The title of this piece is borrowed from the title of a video clip about Nauru, which is tagged as “the country which ate itself”. The floundering fortunes of a small island in the Pacific may seem to be removed from our reality but the four-minute video about Nauru shows some ominous parallels.

Like Malta, Nauru is tiny, spanning 22 kilometres. It was rich in phosphates, which was mined mercilessly and unsustainably from the ground.

Following Nauru’s acquisition of independence, it continued mining and exporting phosphates and its fortunes skyrocketed. In 1974, it had the second highest GDP per capita in the world – three times higher than that of the United States. A super generous welfare system was set up, consumerism took off and all seemed to be going swimmingly.

Then the phosphate deposits ran out. Up to 80 per cent of the land cover had been destroyed because of the mining. Some 40 per cent of the marine animals around the island had been killed.

Since much of the island looked like an industrial wasteland, it couldn’t fall back on alternative sources of revenue such as tourism. The real estate investments that the government had made in anticipation of such a crisis were not successful.

The residents on the island had been weaned on the typically rich diets of a hyper-consumeristic society and the majority were obese.

Strapped for cash, the island turned to dodgy sources of revenue – money laundering, selling passports and even acting as a holding pen or detention centre for refugees (some of whom preferred to stay on board a ship rather than land on the ravaged wasteland they could see).

That, in a nutshell, is how Nauru earned the nickname of “the country which ate itself”.

Now some people will dismiss Nauru’s story out of hand. They’ll claim that something similar couldn’t happen here. But the parallels are outstandingly similar.

Like Nauru, our natural resources are being used up. While Nauru was rich in phosphates, here, we have quarries that plunder stone resources incessantly and which are nearly never rehabilitated. Many operate illegally and enforcement is non-existent.

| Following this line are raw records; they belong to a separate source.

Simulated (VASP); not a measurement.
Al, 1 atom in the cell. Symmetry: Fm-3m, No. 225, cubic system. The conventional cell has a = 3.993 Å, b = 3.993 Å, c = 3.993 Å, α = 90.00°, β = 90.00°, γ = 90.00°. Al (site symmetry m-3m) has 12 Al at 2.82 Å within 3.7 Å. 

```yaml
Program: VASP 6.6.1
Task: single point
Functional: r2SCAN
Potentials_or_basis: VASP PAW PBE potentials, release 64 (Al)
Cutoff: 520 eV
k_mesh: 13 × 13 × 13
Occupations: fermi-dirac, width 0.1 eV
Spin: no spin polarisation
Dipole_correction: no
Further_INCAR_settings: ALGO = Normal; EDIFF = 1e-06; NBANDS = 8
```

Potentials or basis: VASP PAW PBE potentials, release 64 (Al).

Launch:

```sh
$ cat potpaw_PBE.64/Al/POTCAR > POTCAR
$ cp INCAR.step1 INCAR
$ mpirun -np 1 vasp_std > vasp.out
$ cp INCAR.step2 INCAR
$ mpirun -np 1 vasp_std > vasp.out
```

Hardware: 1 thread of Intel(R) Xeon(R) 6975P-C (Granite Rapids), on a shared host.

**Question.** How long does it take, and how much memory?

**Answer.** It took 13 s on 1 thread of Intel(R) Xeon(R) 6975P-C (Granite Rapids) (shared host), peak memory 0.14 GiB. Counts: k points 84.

Our landscape, cultural heritage, natural beauty and charm are being ruined as the cementification of Malta goes on apace- Claire Bonello

Our other resources, the landscape, cultural heritage, natural beauty and charm, are being ruined as the cementification of Malta goes on apace.

The brochures and expensive media campaigns conducted by the tourism authorities are mostly made up of selective, edited snapshots of the still-beautiful corners dotted around the Maltese islands.

But beyond the frame there is a hot, ugly mess of chaos and construction.

Soon, even the idyllic spots will be engulfed in the crassness that characterises the rest of the island. Tourists will desert Malta then. I suspect that they are already making their choices now.

Clayton Bartolo, the tourism minister, has had to resort to paying tourists to come here. It seems that every time I come across media reports about him these days, he’s either inaugurating a car park or dishing out more vouchers to any type of tourist who would come to Malta.

Incidentally, there is nothing more off-putting than the scent of desperation, putting out that begging bowl for visitors, instead of having a country that visitors consider to be a worthy destination. 

Most of our ministers, wholly taken up with selfie opportunities and the obligatory posting of the same on social media, refuse to recognise the fact that the country should have diversified the type of industry or investment spheres it promotes.

They are in thrall to the construction industry, intent on quoting the fallacy that it is the motor of the economy, refusing to concede the fact that the latest statistics published by the National Audit Office have put paid to that particular fallacy.

The construction sector is more of a bit player than a colossus of industry. It is hugely subsidised by the government in a number of ways which look suspiciously like state aid.

And the oft-quoted “multiplier effect” is another fiction, regularly touted by those who sail on cheap labour of migrants and extravagant and discriminatory government largesse.

And so, as our ministers pose for selfies, cosy up to the development lobby, appoint more of their incompetent friends as persons of trust sucking off the public teat, we careen towards a fate similar to that of Narau, complete with the flirtation with money-laundering and selling passports with little oversight and the hyper- consumeristic culture.

It’s chilling to think that,  way back in 1974, Narau was second “best in the world” insofar as GDP was concerned.